This project provides a local Flask application that transcribes real-time phone calls made through the Twilio API. It uses Assembly AI for speech-to-text transcription, Ngrok for tunneling, and Flask to handle incoming calls and web socket connections. You can do real time transcribing of phone calls on your local host running on PORT 5000(in this case).
- Twilio API: For making calls and managing voice interactions.
- Assembly AI: For converting speech to text.
- Ngrok: To create a secure tunnel to your localhost server.
- Flask: To create a local development server.
- Base64: For decoding incoming audio by converting it into mu-law bytes.

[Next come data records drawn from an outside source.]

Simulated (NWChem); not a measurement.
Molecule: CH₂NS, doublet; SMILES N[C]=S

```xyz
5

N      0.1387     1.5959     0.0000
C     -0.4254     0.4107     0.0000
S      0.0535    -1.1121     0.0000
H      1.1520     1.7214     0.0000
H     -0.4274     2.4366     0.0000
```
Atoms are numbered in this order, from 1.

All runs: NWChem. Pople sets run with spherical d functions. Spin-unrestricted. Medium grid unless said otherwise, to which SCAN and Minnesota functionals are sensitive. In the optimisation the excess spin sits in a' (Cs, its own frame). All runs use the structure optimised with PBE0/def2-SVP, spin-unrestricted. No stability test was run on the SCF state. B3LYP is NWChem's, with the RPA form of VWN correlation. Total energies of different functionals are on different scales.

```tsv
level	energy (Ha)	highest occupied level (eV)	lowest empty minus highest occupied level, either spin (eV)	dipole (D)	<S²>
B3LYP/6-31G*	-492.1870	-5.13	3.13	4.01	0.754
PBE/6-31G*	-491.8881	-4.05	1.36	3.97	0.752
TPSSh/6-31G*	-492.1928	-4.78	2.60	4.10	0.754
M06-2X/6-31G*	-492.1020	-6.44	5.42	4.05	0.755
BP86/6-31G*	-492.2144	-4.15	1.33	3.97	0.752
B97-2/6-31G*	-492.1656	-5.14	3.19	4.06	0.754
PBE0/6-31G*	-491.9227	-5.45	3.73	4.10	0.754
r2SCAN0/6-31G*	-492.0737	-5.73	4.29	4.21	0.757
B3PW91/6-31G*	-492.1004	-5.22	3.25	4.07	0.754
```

- Flask-Sock: To handle WebSocket connections.
-
Clone the repository:
git clone https://github.com/aditya10avg/Transcriber.git cd Transcriber.git
-
Create a virtual environment and activate it: (Preferred but optional)
python -m venv venv
source venv/bin/activate # On Windows use `venv\Scripts\activate`
- Install the required dependencies:
pip install Flask flask-sock assemblyai python-dotenv ngrok twilio
-
Ensure you have an account with Twilio and Assembly AI, and sign up for Ngrok.
-
Usage Set your environment variables in a .env file:
Create file named .env
TWILIO_ACCOUNT_SID=your_twilio_account_sid
TWILIO_API_KEY_SID=your_twilio_api_key_sid
TWILIO_API_SECRET=your_twilio_api_secret
TWILIO_NUMBER=your_twilio_phone_number
NGROK_AUTHENTICATION=your_ngrok_auth_token
Run the Flask application:
python stream.py
Make a call to your Twilio number and speak to see your speech being transcribed in the console.
stream.py: This file contains the main logic for receiving calls, handling audio streams via WebSocket, and integrating with Twilio and Assembly AI.
twilio_transcriber.py: This file handles the connection to Assembly AI and manages the transcription process. Ensure this file is in the same folder as stream.py.
The Flask application listens for incoming POST requests from Twilio at the / endpoint. Upon receiving a call, it responds with TwiML instructions to connect the call audio to a WebSocket. The audio stream is sent over the WebSocket connection and processed in real-time. The audio payload is received in mu-law format, decoded from base64, and then streamed to Assembly AI for transcription.
TWILIO_ACCOUNT_SID: Your Twilio account SID.
TWILIO_API_KEY_SID: Your Twilio API Key SID.
TWILIO_API_SECRET: Your Twilio API Secret.
TWILIO_NUMBER: Your Twilio phone number.
NGROK_AUTHENTICATION: Your Ngrok authentication token.
Flask /n Flask-Sock /n Twilio /n Assembly AI /n Ngrok /n python-dotenv /n
- Ensure that
twilio_transcriber.py
is well-documented to provide additional context about its functionality. - You may want to add more detailed instructions or sections depending on your audience's technical knowledge.